JOHN CAGE: “Works for Two Keyboards 2” = Music for Two; Three Dances for prepared pianos – Pestova/Meyer Piano Duo – NaxosJOHN CAGE: “Works for Two Keyboards 3” = Winter Music; Two; Experiences No. 1 – Pestova/Meyer Piano Duo – Naxos

by | Aug 10, 2014 | Classical CD Reviews

JOHN CAGE: “Works for Two Keyboards 2” = Music for Two; Three Dances for prepared pianos – Pestova/Meyer Piano Duo – Naxos 8.559727 (4/29/14) 52:27 ***:

 JOHN CAGE: “Works for Two Keyboards 3” = Winter Music; Two; Experiences No. 1 – Pestova/Meyer Piano Duo – Naxos 8.559728 (7/08/14) 58:02 ***:

Nearly all of John Cage’s music, including his works for piano, “prepared” or otherwise, has always been a set of niche curiosities. In fact, virtually all of Cage’s music remains controversial and is still seen as the product of a highly creative and iconoclastic personality writing during some of the country’s most turbulent times. However, his many, many piano works do also remain as some of Cage’s most “accessible” and easy-to- listen-to scores.

The very talented and knowledgeable Xenia Pestova and Pascal Meyer have now completed three volumes of these important works. I am highly familiar with most of this music and have reviewed their “Volume 1” for a different venue. These two volumes are very well done and provide a welcome addition for those who find the work of John Cage to be at least fascinating (as do I) or at least maddeningly unique.

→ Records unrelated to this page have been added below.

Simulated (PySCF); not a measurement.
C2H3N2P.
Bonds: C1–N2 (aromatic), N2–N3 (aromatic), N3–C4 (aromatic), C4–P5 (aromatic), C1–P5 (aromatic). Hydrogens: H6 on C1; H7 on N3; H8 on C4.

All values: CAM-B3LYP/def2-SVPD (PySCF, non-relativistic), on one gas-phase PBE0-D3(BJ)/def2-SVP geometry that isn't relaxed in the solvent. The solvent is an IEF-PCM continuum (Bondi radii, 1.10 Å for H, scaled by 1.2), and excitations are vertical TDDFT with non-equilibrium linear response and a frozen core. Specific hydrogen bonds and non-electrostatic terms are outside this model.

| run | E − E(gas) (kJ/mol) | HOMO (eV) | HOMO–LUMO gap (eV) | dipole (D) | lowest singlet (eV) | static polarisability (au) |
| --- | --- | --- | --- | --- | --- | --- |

In the second volume, The Music for Two is the more abstract and static of the two works present. It moves very slowly and in hard to anticipate fashion. There are plenty of moments of silence – which, for Cage, was a valid and necessary compositional tool – and the chords are at times punctuated utterances and at other times are drawn out through pedals and through bowed interior. The piece is structured aurally vertically but one has to really study Cage to see the horizontal implication. It is a very zen-like sparse-sounding work but one that you may find quite intriguing. Cage’s Three Dances for prepared pianos is a whole different matter. There is ample forward momentum here and, thanks to Cage’s very precise instructions for the prepared interior – which include what types of materials and hardware and even what node on what string to place the objects – the sound is like a Gamelan ensemble. I have always thought these works are among Cage’s most interesting and most thought provoking.

The third volume features what most would consider three of his most aleotoric (driven by chance elements) scores. I have the score to his Winter Music and even played it many years ago. It is literally a series of randomly constructed chords (via one of Cage’s favorite random selection methods; the I Ching) arranged spatially on the page with only hints as to when to move to the next; how to attack the chords, (et cetera, et cetera.) Many of the resultant harmonies and progressions in Winter Music are surprisingly rich and even pleasant. I was not familiar with Cage’s Two (written more than thirty years after Winter Music and one of the last things Cage wrote) but I had similar thoughts. It is a long (in this performance, forty-three minutes), slow, soft work that rarely gets louder than piano and has plenty of “spaces” between utterances. Many would probably find this work, in particular (of all in the whole series) the most difficult to endure.

Lastly, Experiences No.1, from 1945, is a very short work originally conceived as a dance work for Cage’s life-long partner and collaborator Merce Cunningham. It is under three minutes, quite lovely and has a measurable, ballet-like forward motion with a definably tonal structure that make it rather pretty, actually.

Whether John Cage (who I had the pleasure of corresponding with a bit many years ago) [I also took a workshop with him…Ed.]  will be remembered in the history of Western art as a composer or as a theorist/philosopher or neither is quite a separate discussion. I think this particular disc will definitely appeal to those already aware of his music; these pieces in particular may appeal to a wider collective – in particular the charming and propulsive Three Dances. Pestova and Meyer are strong players with a clear affinity for modern music. This is not a “piano collection” so much as it is a John Cage collection. I would welcome the chance to hear more from them in other repertoire!